Europe is now assessing Reit tax regime complaint
Published 27/10/2016 | 02:30
The Irish commercial real estate sector is facing fresh uncertainty with confirmation from the European Commission that it is assessing a complaint in relation to the tax regime used by Ireland's Real Estate Investment Trusts (Reits).
The Irish Independent has learned the commission's directorate general for competition wrote to the complainant, the Independent TD Mick Wallace, last Friday to inform him that information he had provided "as regards the Irish tax regime of Reits is currently under assessment".
News of the European Commission's decision to assess the Wexford politician's complaint comes just one week after the Government confirmed its intentions in the Finance Bill to introduce a withholding tax of 20pc on distributions from Irish assets held by predominantly international investors in vehicles such as Qualifying Investor Alternative Investment Funds (QIAIFs) and Irish Collective Assetmanagement Vehicles (ICAVs).
The proposed new tax - the introduction of which has been met with a frosty reception by the commercial real estate sector - is to apply to vehicles classed as Irish Real Estate Funds (IREFs), where 25pc or more of their value is made up of real estate assets. The tax is to be calculated on rental profits and gains from trading or development. Gains on disposal of assets held for at least five years will not be subject to the tax.

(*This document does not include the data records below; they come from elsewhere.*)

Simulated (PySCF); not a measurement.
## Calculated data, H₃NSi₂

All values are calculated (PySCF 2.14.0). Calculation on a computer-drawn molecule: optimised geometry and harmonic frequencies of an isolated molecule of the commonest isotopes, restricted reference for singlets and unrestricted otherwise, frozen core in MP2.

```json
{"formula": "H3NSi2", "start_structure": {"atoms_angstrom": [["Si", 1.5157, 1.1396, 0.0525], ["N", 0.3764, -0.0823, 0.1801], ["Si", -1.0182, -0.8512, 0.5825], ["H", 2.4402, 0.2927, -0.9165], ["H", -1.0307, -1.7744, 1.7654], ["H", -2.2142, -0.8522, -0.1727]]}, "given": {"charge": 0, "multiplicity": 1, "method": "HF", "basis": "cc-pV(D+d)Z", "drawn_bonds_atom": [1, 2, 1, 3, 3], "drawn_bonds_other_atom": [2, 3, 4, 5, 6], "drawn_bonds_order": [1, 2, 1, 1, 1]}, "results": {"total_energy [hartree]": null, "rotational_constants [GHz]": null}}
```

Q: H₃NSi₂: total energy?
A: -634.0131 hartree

While the property industry has drawn a degree of comfort from the fact that the Finance Bill did not propose any changes to the tax treatment of Reits, that decision could possibly be re-examined in the event that the European Commission decide it is appropriate to initiate a formal investigation into Wallace's complaint.
In his submission, which he last month sent to the commission's director general of competition, Johannes Laitenberger, the Independent TD sought a determination on whether the tax exemptions granted to non-residents and foreign investors in Irish Reits are in breach of Europe's rules on state aid.
Wallace said he is concerned at the potential loss to the exchequer arising from the exemption granted to non-resident investors from any Irish tax, including dividend withholding tax (DWT) on profits distributed to them annually by the Reits in which they hold investments.
While he noted in his complaint that the European Commission had already approved tax exemptions for Finnish Reits in a case it considered in 2010, he has pressed for a new inquiry into the specific manner in which the Irish model operates.
And while Wallace also acknowledged that Ireland's Reit legislation is similar to Finland's, in that it requires that 85pc of all property income profits be distributed annually to shareholders, making it compliant "in theory" with the commission's 2010 state aid ruling, the TD has asked for an examination of the legislation underpinning the investment vehicles' operations here.
Citing Section 41 of the Finance Act 2013, under which Reits were introduced to the Irish market, he expressed his concern that Reits are not chargeable to either corporation tax in respect of income from their property rental business or chargeable gains accruing on disposal of assets of their property rental business.
Wallace noted in his letter that, in general, the trading profits of companies in Ireland are subject to corporation tax at 12.5pc, while the rental profits of companies are subject to corporation tax at the higher rate of 25pc. In the case of Reits, the politician informed the European Commission that their rental profits are exempt from corporation tax.
In his letter, he said: "What concerns me is the benefit accrued by non-resident investors in Reits, who may be exempt from any Irish tax, including dividend withholding tax (DWT), on annual profits distributed by a Reit, and the potential loss in tax to the Irish Exchequer.
"In my opinion, this would constitute a breach of the State Aid Guidelines."